As noted to do this properly you really need an HTML parser to extract the javascript and then a javascript parser to parse the javascript. A regex solution will never be 100% reliable BUT that said it is a great way to learn about regexes as you get to write a regex to do a task and then find out it does unexpected stuff!

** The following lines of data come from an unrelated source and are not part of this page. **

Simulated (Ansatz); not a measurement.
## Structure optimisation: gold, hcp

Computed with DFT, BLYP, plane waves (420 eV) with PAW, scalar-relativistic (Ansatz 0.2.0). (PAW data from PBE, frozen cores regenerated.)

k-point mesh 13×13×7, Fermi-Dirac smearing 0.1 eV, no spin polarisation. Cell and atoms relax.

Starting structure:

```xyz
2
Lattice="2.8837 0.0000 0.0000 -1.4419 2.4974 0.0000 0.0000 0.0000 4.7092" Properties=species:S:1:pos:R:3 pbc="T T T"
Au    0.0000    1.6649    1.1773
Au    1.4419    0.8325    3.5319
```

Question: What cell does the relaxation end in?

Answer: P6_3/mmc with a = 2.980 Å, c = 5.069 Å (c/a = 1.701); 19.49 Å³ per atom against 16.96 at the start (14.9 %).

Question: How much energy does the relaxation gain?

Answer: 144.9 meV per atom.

perlre is the reference to regexes. Although s/this/that/ is the usual format ie using / to delimit the regex you can in fact use just about anything. When you have / symbols to match you either use a different delimiter of you have to escape the / symbols in the regex with a \ so \/ means match /. Compare the readability of:

$str =~ s/http:\/\///g; # and $str =~ s|http://||g; $str =~ s#http://##g; $str =~ s!http://!!g;

The first example is a bit harder to read due to the escapes. At least it is to me. Unfortunately the * char is a regex wildcard so you will still need to escape that. To get you started try:

$str =~ s!(/\*[^/]+\*/)!>>>> \1 <<<<!g; # /* comments */ $str =~ s!(\s//[^/\n]+)!>>>> \1 <<<<!g; # // comments print $str;

There will be plenty of edge cases not handled by this code but you can have a great learning experience trying to fix them without breaking other things! The () in the match section just allow you to explicity see what has happened as we capture the match and do some funky ascii highlighting in the replace section. To strip you just replace with nothing and don't need to capture but first you need to see what is happening. For debugging you may like to use:

$str =~ s!(fancy re here)! print "$1\n"; "" !ge;

That way when you run the code on a file you get the comments stripped but also printed to STDOUT so you can watch and make sure all the stuff that is going looks like comments!

Welcome to Perl, hope you have fun and it helps you to get the job done.